What I am to do with the cope snippet that appears is totally unclear and as to my search completely undocumented.
The functionality I am looking for is to have a scripting command that does calculations and outputs result sheets just the same way as manual calling the menu would do.
DLR-VE |
Mike Buess |
Posted - 02/27/2003 : 11:26:54 AM It's mentioned under the "menu" command description in the LabTalk programming guide. (Look for the "-e ID" option.) The feature has been around at least since Origin 5.0, probably longer.
Mike Buess Origin WebRing Member
Edited by - Mike Buess on 02/27/2003 12:20:31 PM |
hajo_old |
Posted - 02/27/2003 : 10:50:18 AM Thanks Mike
is that feature somewhere documented?
Hajo
-- -- Dipl.-Ing. Hans-Joerg Koch Siemens VDO, Regensburg
SVDO_Origin1 |
Mike Buess |
Posted - 02/27/2003 : 10:42:20 AM Hi Hajo,
You can find out what a menu command does as follows.
1> Open script window. 2> Press <Ctrl>+<Shift> and select the menu item you're interested in. 3> The menu ID for that command shows up in the script window. 4> Additionally, if the command launches a LabTalk script then the relevant run.section() command shows up in the script window and the scrift file opens to that section in CodeBuilder.
When I tried that with Analysis -> Average Multiple Curves I saw the following in the script window...

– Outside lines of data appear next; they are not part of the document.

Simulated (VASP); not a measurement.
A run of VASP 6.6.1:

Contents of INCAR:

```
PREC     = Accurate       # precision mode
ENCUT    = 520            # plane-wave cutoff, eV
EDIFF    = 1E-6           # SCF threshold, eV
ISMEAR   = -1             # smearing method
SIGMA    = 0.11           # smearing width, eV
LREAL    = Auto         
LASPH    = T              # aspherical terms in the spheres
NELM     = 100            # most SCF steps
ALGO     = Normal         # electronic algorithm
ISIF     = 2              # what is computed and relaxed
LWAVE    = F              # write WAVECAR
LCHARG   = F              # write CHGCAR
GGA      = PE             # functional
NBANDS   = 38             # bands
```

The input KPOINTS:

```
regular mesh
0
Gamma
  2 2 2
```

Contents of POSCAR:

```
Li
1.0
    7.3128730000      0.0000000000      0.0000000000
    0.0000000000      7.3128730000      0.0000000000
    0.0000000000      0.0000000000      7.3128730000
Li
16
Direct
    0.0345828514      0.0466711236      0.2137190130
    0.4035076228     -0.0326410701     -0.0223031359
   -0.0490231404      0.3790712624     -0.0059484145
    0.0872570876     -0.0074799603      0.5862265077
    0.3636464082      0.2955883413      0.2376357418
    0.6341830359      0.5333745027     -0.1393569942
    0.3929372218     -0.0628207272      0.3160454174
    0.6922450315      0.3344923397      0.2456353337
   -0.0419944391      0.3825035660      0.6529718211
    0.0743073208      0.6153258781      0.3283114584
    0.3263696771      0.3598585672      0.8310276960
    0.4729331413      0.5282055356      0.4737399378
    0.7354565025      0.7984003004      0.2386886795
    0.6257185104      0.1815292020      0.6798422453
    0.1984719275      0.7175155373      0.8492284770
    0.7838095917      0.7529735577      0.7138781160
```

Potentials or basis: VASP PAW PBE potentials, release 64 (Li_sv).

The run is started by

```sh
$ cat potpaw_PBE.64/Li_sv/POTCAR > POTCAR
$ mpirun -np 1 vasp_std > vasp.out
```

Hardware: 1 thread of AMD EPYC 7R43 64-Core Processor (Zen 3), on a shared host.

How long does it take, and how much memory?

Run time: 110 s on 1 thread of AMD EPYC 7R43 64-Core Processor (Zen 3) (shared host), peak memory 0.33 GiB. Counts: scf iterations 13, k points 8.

Menu id=34160 run.section(GRANALY,AveCurves)
So there are two methods you can use to run that menu command from LabTalk (or OriginC with LT_execute).
1> menu -e 34160; // run the command with the given menuID. 2> run.section(GRANALY,AveCurves); // run the script section
Note that menuIDs can change from one Origin version to the next, so method 2 is more reliable.